Cores per memory controller. by flaming-opus · 2008-12-08 11:19 · Score: 1

I'd love to see each core on a massively multicore design get its own memory controller. I'm not holding my breath, however. If you think of a 32-core CPU, it's pretty unlikely that most supercomputer or cluster vendors are going to pay for 32 dimms for each cpu socket. So then you're talking about multiple memory channels per memory stick. You can still get ECC using 5 memory chips per channel, so you can imagine 4 channels fitting on a memory riser. Cray does this on the X2. Then 32 channels would only require 8 dimms, which is reasonable. Then what do you do for 64-core CPUs?

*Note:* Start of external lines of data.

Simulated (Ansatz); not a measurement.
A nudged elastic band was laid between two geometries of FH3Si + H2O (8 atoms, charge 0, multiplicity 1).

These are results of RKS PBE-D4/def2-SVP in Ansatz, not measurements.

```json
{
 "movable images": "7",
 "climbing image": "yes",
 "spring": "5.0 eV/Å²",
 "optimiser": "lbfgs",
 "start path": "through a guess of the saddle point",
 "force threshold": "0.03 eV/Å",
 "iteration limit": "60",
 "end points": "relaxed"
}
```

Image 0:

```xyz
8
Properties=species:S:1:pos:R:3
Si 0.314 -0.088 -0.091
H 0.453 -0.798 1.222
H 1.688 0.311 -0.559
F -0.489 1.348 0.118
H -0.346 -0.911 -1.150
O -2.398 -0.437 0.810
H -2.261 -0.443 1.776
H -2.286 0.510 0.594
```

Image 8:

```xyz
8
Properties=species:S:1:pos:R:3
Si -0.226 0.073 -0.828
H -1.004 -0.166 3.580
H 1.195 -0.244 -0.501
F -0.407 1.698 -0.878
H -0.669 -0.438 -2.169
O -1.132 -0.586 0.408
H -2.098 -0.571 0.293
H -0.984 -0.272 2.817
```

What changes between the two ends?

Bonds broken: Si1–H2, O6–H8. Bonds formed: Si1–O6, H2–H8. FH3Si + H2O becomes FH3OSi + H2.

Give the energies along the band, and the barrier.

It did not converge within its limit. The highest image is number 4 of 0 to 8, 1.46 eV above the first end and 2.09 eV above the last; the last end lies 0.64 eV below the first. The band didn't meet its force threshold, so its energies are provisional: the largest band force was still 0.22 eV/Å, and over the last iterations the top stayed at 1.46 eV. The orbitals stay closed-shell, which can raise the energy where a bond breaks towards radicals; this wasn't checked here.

It's tricky, and the problem for the market is that it's expensive. Can you get the commodity CPU vendors interested in such a thing, given that most of their addressable market is not in the supercomputing space?
I think We're gonna see more cores in a CPU that there's bandwidth to use. They might increase the bandwidth a bit, but probably just enough to get good linpack numbers.
x86 processors were never designed for HPC by gupg · 2008-12-12 18:48 · Score: 1

Note the comment from
Steve Conway from IDC
Steve Conway, senior analyst with IDC for high performance computing issues, said this problem has been around for a while, and multi-core is only exacerbating it. "x86 processors were never designed for HPC," he told InternetNews.com. "Those processors were not designed to communicate with each other at a high speed. With these big systems, you have to move data over large territories.